That Holt included in his tear-jerker monologue his concerns about obstructionist free will is entirely consistent with the Left’s contempt of us average Americans and the Left’s drive to reduce us to wards of an all-knowing, all-benevolent State run by those denizens of the Left.

A Clear Difference

Assume, for a moment, that the series of attacks inside Russian territory and unexplained explosions at Russian targets near the border with Ukraine have been carried out by Ukrainian forces and are not just examples of shoddy Russian maintenance or done by disgruntled Russian protestors.

Compare, then, that damage with the damage done by Russian attacks inside Ukraine. “Ukraine’s attacks” have been carefully limited to facilities supporting Russia’s invasion of Ukraine and Russia’s continued prosecution of its unprovoked attack.

  • a fuel depot in Russia’s Belgorod region directly opposite Kharkiv
  • an explosion sparked a blaze at an ammunition depot near the city of Belgorod
  • blasts have been reported inside the city
  • fires erupted at other oil depots, including one at a Russian military base
  • explosions have damaged rail lines in Kursk and Bryansk oblasts

Russian attacks, on the other hand, have been deliberately targeted at residential neighborhoods of Ukrainian cities, and have been aimed at deliberately razing whole cities to the ground (and of simply making the rubble bounce)—Kharkiv, Kherson, Izyum, Lyman, Bucha, Mariupol, to suggest a few—and nakedly, without regard for much of anything, attacking nuclear facilities at Zaporizhzhia or firing on “targets” very close to or having cruise missiles overfly the Yuzhnoukrainsk nuclear power plant near Kostyantynivka in southern Ukraine and the Khmelnytskyi Nuclear Power Plant near Netishyn in the northeast enroute to other targets, and blithely kicking up the potentially still lethal radioactive dirt around Chornobyl.

“The Leak” and Its Fall Impact

Short, and too the point. Assume the leaked Supreme Court Decision in Dobbs v Jackson Women’s Health Organization, which seems to overturn Roe v Wade, is substantially the decision the Court will release in its June batch of opinion releases.

The hue and cry that’s occurring now from both sides of the question is the hue and cry that would have occurred in June following the Court’s release of its official opinion. That hue and cry will be very much watered down by this week’s leak reaction, to the point that I don’t see the reaction to the official opinion having much steam left for the summer and fall mid-term campaigns or for the fall elections.

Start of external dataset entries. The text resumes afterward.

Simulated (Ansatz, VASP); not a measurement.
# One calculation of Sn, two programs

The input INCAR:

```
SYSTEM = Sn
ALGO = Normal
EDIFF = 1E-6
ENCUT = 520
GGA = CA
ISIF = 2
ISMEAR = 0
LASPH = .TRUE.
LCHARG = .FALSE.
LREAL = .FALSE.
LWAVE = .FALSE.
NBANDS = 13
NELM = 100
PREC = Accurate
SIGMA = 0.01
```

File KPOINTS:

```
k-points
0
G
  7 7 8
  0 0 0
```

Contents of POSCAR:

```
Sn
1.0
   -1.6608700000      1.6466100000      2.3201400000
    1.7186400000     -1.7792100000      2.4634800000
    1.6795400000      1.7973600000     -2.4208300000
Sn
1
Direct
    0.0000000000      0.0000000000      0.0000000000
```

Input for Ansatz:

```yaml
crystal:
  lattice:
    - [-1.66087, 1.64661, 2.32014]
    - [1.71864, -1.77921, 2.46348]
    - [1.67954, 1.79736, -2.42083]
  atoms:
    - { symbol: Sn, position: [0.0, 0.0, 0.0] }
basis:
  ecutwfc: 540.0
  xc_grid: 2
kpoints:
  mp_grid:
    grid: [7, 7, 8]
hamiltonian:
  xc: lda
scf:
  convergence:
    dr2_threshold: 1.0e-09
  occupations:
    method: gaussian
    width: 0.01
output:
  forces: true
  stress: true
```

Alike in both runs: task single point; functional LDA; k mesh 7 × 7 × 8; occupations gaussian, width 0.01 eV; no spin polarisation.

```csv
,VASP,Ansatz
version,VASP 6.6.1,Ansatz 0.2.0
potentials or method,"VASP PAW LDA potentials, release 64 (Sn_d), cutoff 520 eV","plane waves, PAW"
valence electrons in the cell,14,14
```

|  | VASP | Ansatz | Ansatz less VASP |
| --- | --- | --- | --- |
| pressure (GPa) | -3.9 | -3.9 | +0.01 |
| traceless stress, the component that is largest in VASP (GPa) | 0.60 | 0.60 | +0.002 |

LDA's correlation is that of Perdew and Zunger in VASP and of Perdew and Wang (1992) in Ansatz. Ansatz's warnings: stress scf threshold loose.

That leads me to two possibilities for the leak. One is that the liberal Justice staff leaker, if that’s who it was, made a tactical blunder with his leak. He virtually eliminated the reaction the official release would have generated, a reaction much closer to the election and so much more likely to have an impact.

The other possibility is that the conservative Justice staff leaker, if that’s who it was, successfully defanged the reaction by stimulating it too early in the season to have much impact.

A clue regarding who the leaker is can be collected from the reactions to the leak. The Left, and especially the Progressive-Democratic Party politicians, all are focused strictly on the putative outcome of the Court’s decision; they wholly ignore the fact of the leak. Here’s a canonical example of that disdain from the head of the Progressive-Democratic Party, President Joe Biden (D):

Not a syllable—not a minim—of concern or comment regarding the illegality of the leak. Indeed, this President’s sole critical caveat, the only thing about which he cares, is whether the leak actually reflects the upcoming ruling.

On the other hand, Conservatives and the Conservative and Republican politicians, while not ignoring the putative decision, strongly emphasize the leak and its illegality.

One side ignores the illegality of the matter; the other side decries the leak for its law-breaking nature. That’s strongly indicative of who the leaker is.

CO2 Emissions

In Monday’s Wall Street Journal Letters section concerning net-zero and carbon emissions, a writer asks

When can we have an honest discussion of a plan to reduce carbon emissions?

We cannot until we have an honest discussion of the context of carbon emissions and why we should care about them. That context includes all the epochs of higher planetary temperatures and lush life, epochs of higher atmospheric CO2 concentrations and lush life, and those separate sets of epochs’ lack of correlation with each other.